Legal Presence in Russia
Legal Presence Summary | Representative Office | Branch | JSC (AO) | LLC (OOO) | Sources |
Last updated: December 6, 2016
There are two possible types of joint-stock companies in Russia:
- JSC (aktsionernoe obschestvo, акционерное общество, АО), which stands for non-public JSC (nepublichnoe aktsionernoe obschestvo, непубличное акционерное общество);
- Public JSC (publichnoe aktsionernoe obschestvo, публичное акционерное общество, ПАО).
- Private placement of shares, no free float;
- Statutory minimum charter capital: RUR 10 000;
- Number of shareholders is not limited, but there are additional requirements for JSCs with the number of shareholders exceeding 50;
- Obligation to use a licensed registrar (not necessarily independent one) for shareholders’ register maintenance;
- The registered participants at shareholders’ meetings and the decisions taken may be approved either by a licensed registrar or by a notary;
- Right of first refusal for shares may be stipulated by the Articles of Association (Ustav, Устав);
- JSC is not obliged to disclose information to the public in case the number of shareholders does not exceed 50, otherwise the limited amount of information is disclosed (annual report and annual financial statements).
Public JSC (ПАО)
- Public placement of shares, free float;
- Statutory minimum charter capital: RUR 100 000;
- Number of shareholders is not limited;
- Obligation to use a licensed independent registrar for shareholders’ register maintenance;
- The registered participants at shareholders’ meetings and the decisions taken must be approved by a licensed registrar, which acts as the counting commission (schetnaya komissiya, счетная комиссия) supervising the meetings;
- No right of first refusal for shares may be stipulated;
- Public JSC is obliged to disclose information to the public, specifically annual report, annual financial statements, announcements on shareholders’ meetings as well as prospectus and other information specified by the Russian legislation and / or the Russian Central Bank.

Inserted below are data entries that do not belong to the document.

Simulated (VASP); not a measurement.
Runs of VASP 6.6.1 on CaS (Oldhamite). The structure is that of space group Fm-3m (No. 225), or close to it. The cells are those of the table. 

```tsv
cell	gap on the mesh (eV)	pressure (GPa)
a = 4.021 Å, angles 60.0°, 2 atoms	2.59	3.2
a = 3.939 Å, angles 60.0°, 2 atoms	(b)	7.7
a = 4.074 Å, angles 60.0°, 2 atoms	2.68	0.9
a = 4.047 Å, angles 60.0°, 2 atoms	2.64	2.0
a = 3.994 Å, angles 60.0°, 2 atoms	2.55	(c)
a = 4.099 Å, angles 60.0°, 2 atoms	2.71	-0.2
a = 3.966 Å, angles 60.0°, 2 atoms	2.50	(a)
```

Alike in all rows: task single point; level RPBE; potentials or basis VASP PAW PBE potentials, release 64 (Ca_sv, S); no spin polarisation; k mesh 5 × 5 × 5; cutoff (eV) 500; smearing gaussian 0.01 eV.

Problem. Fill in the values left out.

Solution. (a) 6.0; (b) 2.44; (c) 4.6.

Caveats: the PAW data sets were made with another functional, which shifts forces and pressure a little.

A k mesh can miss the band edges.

- One shareholder is allowed;
- Shareholders’ register is not disclosed to the public,
- Corporate government structure to be in place: the Shareholders’ Meeting, the Board of Directors (at least 5 directors, in case the number of shareholders in below 50 the Charter may delegate functions of the Board to the Shareholders’ Meeting), an executive body and internal auditing commission / elected internal auditor.
- Common shares are required to be placed; one or several classes of preferred shares are allowed (aggregate nominal value of preferred shares shall not exceed 25% of the charter capital),
- Annual audit by a licensed auditor is required,
- Shareholders’ meetings are a requirement, to be held at least once a year,
- Decisions at shareholders’ meetings mostly require a simple majority, while selected decisions require 75% of votes or unanimity.
- JSC is allowed to issue securities (shares, bonds and options) with compulsory registration at the Russian Central Bank.
The charter capital of JSC is comprised of nominal value of shares acquired by shareholders. All shares are paperless. In the course of a company’s establishment all shares shall be distributed among shareholders.
JSC shall place common shares and is allowed to place also the preferred shares of one or several types. The nominal value of the preferred stock shall not exceed 25% of the overall charter capital.
The statutory minimum charter capital of JSC is RUR 100 000 for public JSC (ПАО) and RUR 10 000 for non-public JSC (АО). At least 50% of the charter capital shall be paid within 3 months after the state registration, and it shall be paid in full within one year.